Santo Domingo Pueblo

    Kewa
  • Language: Eastern Keres
  • Size: 81,000 acres
  • Population: 2,500

The people of Santo Domingo Pueblo have been in the general area of the Pajarito Plateau since the late 1200s CE. Back then they were a mixed group of Keresan-speaking migrants from the Four Corners area looking for a safer and better place to live. Many of them were in Frijoles Canyon between about 1300 and 1500 CE. That's the date archaeologists have put on the cliff dwellings and on Tyuonyi pueblo in the floor of the canyon. A very bad drought in the 1400s forced many people out of the area and down to the Rio Grande.

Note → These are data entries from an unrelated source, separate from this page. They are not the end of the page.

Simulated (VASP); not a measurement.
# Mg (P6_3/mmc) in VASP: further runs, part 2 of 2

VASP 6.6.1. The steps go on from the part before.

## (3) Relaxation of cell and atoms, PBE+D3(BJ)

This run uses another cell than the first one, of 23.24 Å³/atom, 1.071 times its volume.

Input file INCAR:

Once at the Rio Grande, they couldn't go north: that's where the Tewa were agregating. To the south there was some space before they came to the Tiwa pueblos in the Middle Rio Grande. As they went downstream, those that went up to the edges of the Tiwa area sorted out into the San Felipe tribe. Their first pueblos were mostly built on the western side of the Rio Grande, well away from the Tiwa pueblos east of the river and a bit further south in the valley.

Others at the Rio Grande chose not to cross the river and stayed north of the San Felipe people. They became the Cochiti tribe. Those who crossed the river to the farmlands on the east side became the Santo Domingo tribe. Because they were all living next to farmland that was hardly defensible, they also built much more defensible masonry pueblos atop some of the mesas that line the western side of the Rio Grande Valley.

Living next to the farmland along the Rio Grande turned out to be risky at times. Previous villages were destroyed by floods in 1606, 1700 and 1855, causing the residents to move to higher ground and rebuild. The present village came together organically around 1866. The present mission church was built in 1899.

The Santo Domingo people were participants in the Pueblo Revolt of 1680. In 1681, Antonio Otermin (Spanish Governor of the Province) led a punitive mission against Santo Domingo, only to arrive and find the pueblo deserted: the people had moved to the mountain stronghold at Cieneguilla with their Cochiti Pueblo neighbors. Otermin had the village burned before moving on.

When Don Diego de Vargas arrived in the area in 1692 he attacked Cieneguilla and burned it, too. Many of the survivors fled west and south to Acoma, Zuni and Hopi. Most of those only stayed a short while before moving to Laguna when it was being established. Eventually, though, most returned to the present area of Santo Domingo and started over again.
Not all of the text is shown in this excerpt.